Patent trolls are companies that have patents with no intent to use them and simply seek to earn money by forcing other companies to pay licensing fees in court. Chairman of the House Judiciary Committee, Representative Bob Goodlatte (R-VA), has introduced a bill designed to attack the business model used by patent trolls, and the bill has a chance of passing. Goodlatte's bill has won backing from leadership in both parties and integrates ideas from similar bills introduced earlier.
The new bill integrates many of the ideas from previous patent reform bills that were introduced by Sens. Chuck Schumer (D-NY) and John Cornyn (R-TX). It also integrates ideas from the SHIELD Act that was previously introduced. Lawyers from three industry groups, including the Computer and Communications Industry Association, the Electronic Frontier Foundation, and Public Knowledge have all praised the bill even though it's described that's not perfect.
The bill seeks to force patent holders to lay out details of the infringement case early during a lawsuit. The bill also forces the loser in the patent suit pay all legal fees unless they're able to show their case was "substantially justified." Another change the bill proposes is an expansion of the program to allow the review of "business method" patents at the US patent and trademark office.

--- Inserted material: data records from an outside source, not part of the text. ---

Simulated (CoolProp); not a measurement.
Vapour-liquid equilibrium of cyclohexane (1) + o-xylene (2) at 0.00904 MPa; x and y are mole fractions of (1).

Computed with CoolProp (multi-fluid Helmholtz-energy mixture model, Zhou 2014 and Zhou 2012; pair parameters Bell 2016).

The bill also proposes a method of allowing customers or end-users of technology to stay a lawsuit while the patent battle rages in court. Many believe that this bill has the best chance of passing of any similar bill released so far. Even if passed, the bill wouldn't put an end of patent trolling, but it would make a loss much more damaging to a patent troll and hopefully less attractive.
EFF attorney Julie Samuels said:
This will make [patent trolling] a less attractive business model and give those who want to fight back tools to do that.